Collect input
A Collect input block can be used to get information from the user. When the user gives information, the bot will first check if the info corresponds to an already known variable.
Add a Collect input block by dragging and dropping it to your flow.

A Collect input gets info from the user, checks it, and saves it as a variable.

A Collect input will typically do 3 things:
defining which input type you're looking at
Add a question step
A Collect input should clearly ask to the user for some input.

Capture user response as
The Collect input first checks if the input is matching an input type.
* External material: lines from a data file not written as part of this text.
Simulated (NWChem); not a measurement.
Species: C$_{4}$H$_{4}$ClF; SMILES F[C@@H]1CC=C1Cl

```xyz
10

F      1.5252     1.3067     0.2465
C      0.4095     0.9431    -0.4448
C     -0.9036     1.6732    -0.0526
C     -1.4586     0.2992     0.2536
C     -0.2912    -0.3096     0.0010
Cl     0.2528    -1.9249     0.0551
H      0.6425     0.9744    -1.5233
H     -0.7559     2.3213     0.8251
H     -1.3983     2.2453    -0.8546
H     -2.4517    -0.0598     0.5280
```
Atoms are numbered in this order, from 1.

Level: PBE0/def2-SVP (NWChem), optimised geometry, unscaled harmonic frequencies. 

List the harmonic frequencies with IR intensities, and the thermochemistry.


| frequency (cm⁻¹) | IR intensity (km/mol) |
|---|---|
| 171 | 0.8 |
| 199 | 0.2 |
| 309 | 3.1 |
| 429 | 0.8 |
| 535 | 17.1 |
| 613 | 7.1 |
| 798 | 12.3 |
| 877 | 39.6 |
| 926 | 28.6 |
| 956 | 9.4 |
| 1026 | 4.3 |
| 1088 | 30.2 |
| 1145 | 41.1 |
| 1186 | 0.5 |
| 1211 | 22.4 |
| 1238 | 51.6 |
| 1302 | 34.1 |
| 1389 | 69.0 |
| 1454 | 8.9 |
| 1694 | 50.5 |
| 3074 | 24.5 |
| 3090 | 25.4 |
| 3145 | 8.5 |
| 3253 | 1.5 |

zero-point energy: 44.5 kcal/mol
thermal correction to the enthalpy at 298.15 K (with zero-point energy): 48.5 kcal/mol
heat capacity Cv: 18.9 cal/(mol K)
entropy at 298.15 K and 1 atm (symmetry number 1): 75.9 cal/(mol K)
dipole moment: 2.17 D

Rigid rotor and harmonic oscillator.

If so, the Collect input saves that input under a destination variable.

Input types
Collect input blocks have 3 types of input recognition:
General input types to check if the input follows a desired format.
System input types to check if the input follows a certain Chatlayer built-in entity.
Chatlayer extracts data from user inputs. For instance, if an input plugin has a type of date and the input is 'I need to be in Paris in two days,' the parser will identify 'in two days' as the date. It converts this into the DD-MM-YYYY format and stores the result in the user session.
Please note that the number of system entities that you can use inside a Collect input block is limited. The system entities that you can use inside those blocks are: sys.email, sys.phone_number, sys.url, sys.number, and sys.time.
General input
The General input type checks if the input follows a desired format.
System entity input
The Collect input parser can check if the given input is consistent with the format for one of the following system entities. Whenever a system entity is chosen in the 'Check if response matches' dropdown, you can give the variable a name that works for you.

Entity input
After you created an entity, you can check that the user input matches it.
Check if the input matches
A Collect input block checks whether the user response matches an already-known variable:
If the variable does not have a value yet, the bot will ask the question written in the Collect input block. At this point, either:
The value matches, and the variable is filled.
The value doesn't match, and the fallback questions are asked.
The user doesn't answer, and you decide to detect this silence.
If the variable has a value already, the bot will automatically skip the Collect input block.
When the user response matches
If the response is matched at the time where the Collect input gets triggered, it will be saved correctly under the specified variable name in the debugger.
If the Collect input block is skipped, that is because the variable is already known. Variables can be known already for various reasons:
The user has answered this question before.
A previous entity was detected with the same variable name.
The user is authenticated and the variable was automatically set.
🆕 When the user response doesn't match
When the user provides an invalid response the bot should inform the user that their answer was invalid.
Retries
Set up how many times you want the bot to ask the question again. Typically, this would just ask to reformulate.

Fallback
Set up a fallback message to where to redirect the user when the user used all their retries already. Typically, this would lead to help from customer support, for instance.

No response
You can configure the bot to detect when a user remains silent for a specified period. It triggers a specific block when no response is received within the set timeframe or by a predetermined time.
You can set how long it takes for the new block to trigger in the duration field (in minutes or at a specific time). The duration of silence can be from 1 minute up to 1440 minutes (24 hours).

Capture user response as
The bottom of your Collect input block can be configured so that you're sure to detect the answer that you're looking for.

Disable NLP
Users are able to leave the Collect input if an intent is recognized. For bots with a very small NLP model, this might trigger a false positive. The 'disable NLP' checkbox allows you to disable the NLP model while in the Collect input, which makes sure that whatever the user says gets saved as input.
For date variable: Always past - always future
When you decide to check a date
variable, Chatlayer parses the user expression to match a default date format. If the date you ask should always be in the present or future, you can use these options. A user saying “Thursday” for example will be either mapped to last or next Thursday.